N8 & F8: The cb of N8 and F8 are both quite acceptable. At min. drag, both slides a bit near ±30 degrees but the effect diminishes to unobjectionable level when adding appropriate drag. The Cartoni employs a “winged” cb mechanism which can be found at US patent doc US7331675. The Manfrotto employs a novel and practical means, i.e., a piston, which works very much like a lineal spring. I am unaware of any sinusoidal compensation mechanism in this case. The results are similar.
V6: The Perfect Balance is exemplary. Simple and effective rod compensation mechanism, which can be found at US patent doc US8596892. No complain here, though the min. drag of Vision 6 is set at relatively high level.
VH10: Fixed 2kg spring. Not adjustable, no compensation at all, only better than none.
N8: The feeling of drag is convincing, especially horizontal, which enjoys an unusually large range for this class of head, from near zero friction to very high torque movement. Perfect for both whip and slow motion.
F8: Acceptable only. Quite a bit friction remains at min, low torque at max.

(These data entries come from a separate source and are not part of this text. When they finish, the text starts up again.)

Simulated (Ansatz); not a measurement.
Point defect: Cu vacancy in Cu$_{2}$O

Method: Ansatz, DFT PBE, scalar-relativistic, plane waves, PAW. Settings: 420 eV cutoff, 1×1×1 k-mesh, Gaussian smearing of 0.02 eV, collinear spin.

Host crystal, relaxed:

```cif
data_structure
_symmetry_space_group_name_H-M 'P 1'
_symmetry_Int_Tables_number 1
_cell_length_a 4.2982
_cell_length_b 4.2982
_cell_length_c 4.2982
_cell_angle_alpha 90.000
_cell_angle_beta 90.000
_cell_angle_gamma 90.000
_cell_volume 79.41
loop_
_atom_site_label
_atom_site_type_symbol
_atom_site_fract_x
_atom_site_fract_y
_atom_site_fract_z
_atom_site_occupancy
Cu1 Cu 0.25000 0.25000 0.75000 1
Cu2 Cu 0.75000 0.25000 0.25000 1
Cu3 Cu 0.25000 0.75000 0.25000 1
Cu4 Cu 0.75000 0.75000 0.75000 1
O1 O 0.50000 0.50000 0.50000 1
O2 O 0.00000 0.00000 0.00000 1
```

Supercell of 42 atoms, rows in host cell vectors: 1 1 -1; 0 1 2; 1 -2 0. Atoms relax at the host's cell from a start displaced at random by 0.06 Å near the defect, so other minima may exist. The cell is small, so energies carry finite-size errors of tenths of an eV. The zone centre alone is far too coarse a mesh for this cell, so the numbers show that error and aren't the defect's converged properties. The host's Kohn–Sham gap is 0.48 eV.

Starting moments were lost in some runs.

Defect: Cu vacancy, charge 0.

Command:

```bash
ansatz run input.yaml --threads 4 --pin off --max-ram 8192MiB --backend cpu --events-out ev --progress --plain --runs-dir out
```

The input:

V6: Vision 6 uses LF (Lubricated Friction) drag, the min. drag is set at relatively high level. Noticeable but not so different compared with max. drag , i.e., narrow range. Much worse than their TF(Thin Film) drag tech.
VH10: Just floppy.
N8 & F8: N8 identifies its load capacity from 0-8kg at 55mm cog(center of gravity). Not bad but not on the same level of F8: identical 0-8kg, but at 75mm cog. In my test, both heads can start from 0, but N8 won’t hold my standard testing tools, so a lighter weight is used. There is a 10cm cog difference between the two at respective max cb settings. F8 lives up to its balance graph perfectly well. But as this is not my standard testing tools and no balance graph was provided by manufacturer, I can’t calculate the cog and load capacity of N8, but I think the specification is relatively accurate and the max load may be around 5-6kg translated to 75mm cog. Not bad at all, just falls short of best practice in industry.
V6: Here comes what I dislike Vinten most. The range is 2-3kg throughout and the min bar is so high. Sometimes you need multiple heads to cover up all your scopes.
VH10: Without an effective cb mechanism, it is mainly friction to hold the head with higher loads. It seems pointless to assess here, so I just mark a 5 (min. acceptable performance).
N8 & F8: F8 excels here with a 5(8kg/1.6kg), actually this is the most potent/compact small fluid head I can find. N8 is not far behind with a 3(6kg/2kg). As N12 and N8 share the same chassis and are of similar weight, I think N12’s L/W Ratio will improve quite a bit.
VH10: Although the result is a high 6.6(6kg/0.91kg), it just doesn’t count. 5 points, same reason above.
F8 & V6: Both ±90 degrees.
N8：+90/-70. Not a big problem for zenith gazers considering it can mount backward.
VH10: 5 points, same reason above.
N8: Chassis made of quality metal, some plastic small parts. Working temp -15~+50 c. May have a problem under extreme weather.
F8: More plastic used, but Cartoni claimed the material is a high-tech plastic developed by a local university. Working temp -40~+60 c.
V6: Main parts made of casted aluminum. Working temp presumably -40~+60c.
VH10: Just cheap. Working temp presumably -20~60 c.
N8: The side load mechanism is easy to operate. Bubble lights up. Big knobs, quick dials. Very good.
F8: Slide in mounting. With scales, though no bubble, and it is time consuming to dial the cb from min to max.
V6: Slide in mounting, no scales, Bubble lights up. A bit awkward to dial the cb when load is high.
Vh10: Plain but acceptable.
The N series is the best fluid head Manfrotto offered in recent years. Its novel piston cb mechanism proves to be effective. The N8 is a good all-rounder at an affordable price.
Edited by range88, 24 June 2018 - 09:37 AM.